According to Silhouette score of each clustering method I draw conclusions as following :

- The score of 0.2 for K-Means indicates that the clusters are well seperated but have overlapp each other(we see it in the plotting as well)
- The negative Silhouette score for DBSCAN method shows a poor clustering performance on the dataset. Eventhough I excluded the noises the second time , the score is very close to 0 and doesn't make a remarkable difference.

K-means strenghs are in forming well-seperated clusters, clear datapoints around the centroids and the shape of clusters (elliptical or spherical). However, it shows weakness as it's sensitive to outliers and it includes many outliers to the clusters (green cluster in exercise 4)

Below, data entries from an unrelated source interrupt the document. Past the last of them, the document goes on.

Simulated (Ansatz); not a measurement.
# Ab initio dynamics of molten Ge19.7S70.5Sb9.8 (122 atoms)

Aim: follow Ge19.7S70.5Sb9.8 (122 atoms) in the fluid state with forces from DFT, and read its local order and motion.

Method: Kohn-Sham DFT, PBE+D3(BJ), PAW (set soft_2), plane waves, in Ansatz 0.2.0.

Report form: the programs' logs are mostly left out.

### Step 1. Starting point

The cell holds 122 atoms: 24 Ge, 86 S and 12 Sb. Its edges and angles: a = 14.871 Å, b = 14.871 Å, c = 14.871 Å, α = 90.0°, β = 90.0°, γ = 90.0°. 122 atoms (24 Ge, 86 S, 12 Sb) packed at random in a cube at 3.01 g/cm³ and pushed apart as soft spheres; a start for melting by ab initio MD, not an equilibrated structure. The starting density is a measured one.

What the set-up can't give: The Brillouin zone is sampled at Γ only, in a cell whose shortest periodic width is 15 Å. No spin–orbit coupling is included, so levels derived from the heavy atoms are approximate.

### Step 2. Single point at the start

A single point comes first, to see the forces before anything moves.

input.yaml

DBSAN's strength lies in its ability to handle clusters of arbitary shapes and sizes , identifying noise (white datapoints) and not needing the predefinition of cluster numbers, it discovers that itself. but the weaknes of this method is the sensitivity it has for on the input parameters , eps and min_samples to determine the number of clusters. It took time to find the right combination.Another weakness was that the method was not able to vary densities correctly that ked to unmerged clusters after plotting.


The reason behind the low scores can be the presens of high noise level in our data. after plotting the data, and applying DBSCAN method, it was obvious that noises have a lot of impact in the clustering process and the visuallization is not clear.

In summary, the clustering results indicate that K-Means provides a better clustering solution than DBSCAN for the dataset based on the silhouette scores.